Monday, September 03, 2007

My '80s Remastered - Steve McQueen

Prefab Sprout's second album Steve McQueen would probably make it onto a list of my top 25 favorite records of all time. Originally released in 1985 and produced by Thomas Dolby, it has been remastered (by Dolby) and paired with a second disc of newly recorded acoustic versions. The reason I checked out this album in the first place was because of Dolby's participation, and I remain glad that I did. It is a lush, dreamy album of pop songs detailing love and heartbreak. Singer/songwriter Paddy McAloon's influences range from Broadway show tunes to the '60s pop of the Brill Building writers to Brian Wilson, Paul McCartney and Elvis Costello. You get the idea - sharp, literary and musically complex. According to the liner notes this is really Dolby's album; "I gave him a huge collection of songs (some dating back as far as 1976), and almost all of the ones he picked were written in 1979, long before Swoon (the band's debut). I had no opportunity to test out any of my ideas about layers of sound. I had to get somebody who knew about that, someone on the technical side who was also a good keyboard player." Dolby fits the bill to a T, with his trademark synth sounds and production suiting the melancholy of the songs perfectly. And what songs! Bonny, Appetite, When Love Breaks Down, Goodbye Lucille #1, filled with sharp emotion and even sharper melodies, the kind of songs that make the hair on the back of your neck stand up and you arms gooseflesh-y. My brother and I once had a discussion about this album and we determined that it's first 6 songs (side A of the vinyl version of the album) make it one of the best "sides" ever produced in pop music. I still think this true.

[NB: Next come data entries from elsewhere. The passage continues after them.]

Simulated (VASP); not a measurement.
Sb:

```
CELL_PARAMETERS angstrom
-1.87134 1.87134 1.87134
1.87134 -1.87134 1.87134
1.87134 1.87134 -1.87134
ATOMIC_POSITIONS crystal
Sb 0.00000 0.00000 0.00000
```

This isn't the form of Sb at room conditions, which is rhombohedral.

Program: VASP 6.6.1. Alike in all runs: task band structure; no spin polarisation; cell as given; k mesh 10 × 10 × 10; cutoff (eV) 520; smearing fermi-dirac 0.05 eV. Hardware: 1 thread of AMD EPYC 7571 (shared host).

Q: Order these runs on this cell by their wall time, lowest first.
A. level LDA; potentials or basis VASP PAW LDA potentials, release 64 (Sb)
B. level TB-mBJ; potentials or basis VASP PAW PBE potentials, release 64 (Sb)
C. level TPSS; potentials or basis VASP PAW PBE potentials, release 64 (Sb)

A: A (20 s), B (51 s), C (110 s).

When Dolby was working on the remaster last year he wrote on his blog "I am in Los Angeles remastering Prefab Sprout’s second album ‘Steve McQueen’ which I produced for them in 1985. It sounds INSANELY good. Many writers and music afficionados list this among their top LPs of all time, and listening to it for the first time years, I have to agree. Even if I was objective, I would agree. It’s a stunner! The fact it was never successful in America is one of the greatest crimes in living memory. Paddy McAloon’s voice; those chunky guitar lines interweaving with soaring piano; Neil Conti’s tastful drum grooves; Martin’s melodic, inside-out bass; and Wendy Smith’s breathy bittersweet harmonies, all combined in a magic formula that was at once soulful and challenging. If you never heard this album, I urge you to seek it out. You won’t regret it. And, if you like my music, please know that you don’t have a complete overview unless you own this album and 1990’s ‘Jordan: The Comeback’–because these two works are as close to my heart as anything I’ve ever put out under my own name."

Dolby's remaster suits the record well and was a great choice for the project. His familiarity with the material makes it easy for him to preserve the vision of the original. The accompanying disc of acoustic remakes strips all of the production, focusing on the songs themselves, and some of the versions are arranged quite differently. I love these songs, and its cool to hear the difference, but I think I will always prefer the album versions. Today I share two of the most swooningly gorgeous songs ever, and I heartily recommend that you go out and pick up this remaster for yourself!